Asked by elaina28 (110points) June 27th, 2011

Okay, so I’m 17, and recently, I’ve been really confused about some things… I have this friend, Melanie, and she’s 18. We’ve been friends for about a year and a half now. Melanie is bisexual, and I’ve always thought that I was straight, and although she’s always respected that I was straight, she’s always sort of harmlessly, playfully flirted with me, and I’ve flirted back, as it’s always been in a joking sort of tone. However, I have always thought that she was gorgeous. She’s much shorter than me; very petite with short hair and the most adorable smile. She’s always so happy, and she makes me feel better whenever I’m down. Well, in the past, I’ve only had two boyfriends, neither being very serious, and I’ve only been with one guy, sexually. Well, I’ve never had a serious attraction to another girl before, but recently, I realized that I’ve had this growing attraction to Melanie. Whenever she smiles, I melt, and she’s all that I think about… I’ve even fantasized about her when I get myself off. However, since I’ve never felt like this about a girl before, I’ve tried to deny it, and act normally around her.

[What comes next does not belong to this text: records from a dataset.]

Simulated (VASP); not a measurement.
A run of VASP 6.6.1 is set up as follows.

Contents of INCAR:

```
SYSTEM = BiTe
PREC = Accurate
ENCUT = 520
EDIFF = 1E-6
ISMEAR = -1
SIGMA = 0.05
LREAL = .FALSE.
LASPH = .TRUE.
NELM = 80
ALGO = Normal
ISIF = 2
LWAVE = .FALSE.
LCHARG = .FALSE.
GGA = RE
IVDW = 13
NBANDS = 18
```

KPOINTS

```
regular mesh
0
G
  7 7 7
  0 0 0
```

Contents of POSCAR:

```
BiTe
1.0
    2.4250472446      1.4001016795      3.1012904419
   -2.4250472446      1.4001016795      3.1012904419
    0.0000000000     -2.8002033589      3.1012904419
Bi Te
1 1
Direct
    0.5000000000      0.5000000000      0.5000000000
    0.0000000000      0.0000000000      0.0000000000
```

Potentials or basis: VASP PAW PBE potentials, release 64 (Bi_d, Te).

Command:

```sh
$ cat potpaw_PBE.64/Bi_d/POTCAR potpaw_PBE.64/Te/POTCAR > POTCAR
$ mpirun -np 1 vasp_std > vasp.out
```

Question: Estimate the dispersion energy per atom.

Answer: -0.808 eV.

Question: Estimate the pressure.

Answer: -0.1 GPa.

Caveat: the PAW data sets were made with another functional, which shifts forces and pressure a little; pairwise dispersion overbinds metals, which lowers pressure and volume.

The other night, I was at Melanie’s house, and her parents and her brother were out, so we were alone. We were in her room, changing into our bathing suits to go swimming. Once she had just finished changing, I took a deep breath and told her that I wanted to talk to her about something. She was really interested in what I had to say, and I told that I think I’m bi, and I asked her how she realized that she was bi. She told me that it was when she developed really strong feelings for this one girl, and asked me if I had feelings for any girl in particular. I told her yes, and she spent about 5 minutes trying to get me to tell her who before I admitted that it was her. She looked surprised, and then smiled at me, and pulled me towards her and kissed me. It was by far the best kiss I’ve ever gotten. She pulled me onto her, and we made out for a good twenty minutes before she started pulling my bikini top off. I was extremely nervous, since I’ve never been with a girl before, but she was really sweet and made me feel comfortable with everything. I followed her lead, and she started kissing my neck and ended up fingering me and going down on me. Afterwards, she asked me, “So you still think you’re bi?” and I told her, “Definitely.” So she smiled, and asked me “So then, if you’re definitely still bi, and you’re definitely attracted to me, would you want to go out with me?” I told her yes, but there’s a few problems.

Melanie and I have a similar group of friends. Most of my good friends have also become friends of hers, so we all spend a lot of time together as a group. Our group of friends has known that Melanie was bisexual since they met her. She has no problem telling people straight off the bat that she’s bi, and our friends are okay with it. However, most of these friends have known me much longer than Melanie; most of my life, and they’ve known me only as straight. I feel as though coming out to them would be difficult, as I’m afraid they would act differently around me; mostly my female friends, who are fine with LGBT people, but don’t exactly know how to act around them. I know that Melanie is really excited about us becoming an item; She told me that she’s “happier than she’s been in a really long time” because of our new relationship, and I feel the same. She told me that she would really like for our friends to know that we’re an item, because she’s so happy about it, and she “wants to be able to hold my hand or give me a kiss without hiding it from them.” She told me that she would never say anything or push me to come out to them if I’m not ready, though.
However, I don’t want Melanie to feel like I’m ashamed of my feelings for her and/or my relationship with her, because I know she’s excited about it. I do want our friends to know, but I’m not sure how to go about doing it. Should I put this off longer? I don’t want Melanie to feel hurt, or think that I want to hide the fact that we’re going out. How should I deal with this? What should I tell her and/or our friends?